Written by Phil Dunn. 

A group of Newark and North Jersey political leaders have drafted their own plan in the ongoing talk of a merger involving Rutgers University.

According to the plan, Rutgers’ satellite campuses in Newark and Camden would be granted greater autonomy from the main campus in New Brunswick.

“Rutgers system-wide control currently resides with the leadership of the New Brunswick campus,” the plan reads. “This obvious structural conflict of interest has led to both operational and capital underinvestment in the satellite campuses, and a wasteful investment in the New Brunswick campus.”

The plan, which is said by sources close to the situation to be backed by Assembly Speaker Sheila Y. Oliver and Newark Mayor Cory Booker, calls the current relationship between the colleges “anomalous.”

“Rutgers Newark and Camden have long produced a surplus of resources to the New Brunswick campus,” it states.

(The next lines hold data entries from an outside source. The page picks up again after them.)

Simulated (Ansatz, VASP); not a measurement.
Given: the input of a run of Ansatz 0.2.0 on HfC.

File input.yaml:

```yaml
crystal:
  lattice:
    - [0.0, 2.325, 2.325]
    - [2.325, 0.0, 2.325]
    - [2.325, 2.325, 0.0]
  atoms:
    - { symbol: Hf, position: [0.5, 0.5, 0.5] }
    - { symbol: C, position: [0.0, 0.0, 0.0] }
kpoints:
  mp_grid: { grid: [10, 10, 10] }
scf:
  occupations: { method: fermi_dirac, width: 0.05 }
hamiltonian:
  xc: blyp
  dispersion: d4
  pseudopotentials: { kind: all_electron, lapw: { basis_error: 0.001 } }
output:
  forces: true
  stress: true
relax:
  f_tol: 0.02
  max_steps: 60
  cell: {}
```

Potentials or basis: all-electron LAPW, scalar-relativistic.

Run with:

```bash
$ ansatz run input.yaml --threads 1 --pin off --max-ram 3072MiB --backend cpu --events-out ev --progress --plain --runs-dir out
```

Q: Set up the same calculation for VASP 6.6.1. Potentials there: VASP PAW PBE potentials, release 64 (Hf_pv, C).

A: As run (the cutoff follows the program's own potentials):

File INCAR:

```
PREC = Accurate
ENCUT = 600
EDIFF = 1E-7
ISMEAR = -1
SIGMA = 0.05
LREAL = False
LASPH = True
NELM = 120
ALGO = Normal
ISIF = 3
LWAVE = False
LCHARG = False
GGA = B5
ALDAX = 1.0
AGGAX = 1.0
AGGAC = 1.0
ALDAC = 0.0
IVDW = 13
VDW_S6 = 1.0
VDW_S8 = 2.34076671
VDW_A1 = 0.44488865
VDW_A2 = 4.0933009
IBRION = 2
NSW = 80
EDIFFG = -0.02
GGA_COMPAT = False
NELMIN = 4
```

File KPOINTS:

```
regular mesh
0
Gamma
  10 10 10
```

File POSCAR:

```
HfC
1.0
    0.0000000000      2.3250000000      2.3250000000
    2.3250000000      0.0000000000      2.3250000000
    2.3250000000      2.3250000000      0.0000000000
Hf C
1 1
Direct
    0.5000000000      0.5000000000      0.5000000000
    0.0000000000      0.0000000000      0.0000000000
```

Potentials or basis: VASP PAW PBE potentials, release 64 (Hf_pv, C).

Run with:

According to the plan, Rutgers-Newark keeps approximately 55 cents on the dollar of tuition it earns. The balance is kept by New Brunswick.

But not everyone is quick to take the side of North Jersey political leaders.

“It’s my understanding that next week the Rutgers Board of Governors and Board of Trustees will be meeting to address issues of governance and questions of equity among the three Rutgers campuses,” said Rutgers-Camden Associate Professor of History Andrew Shankman.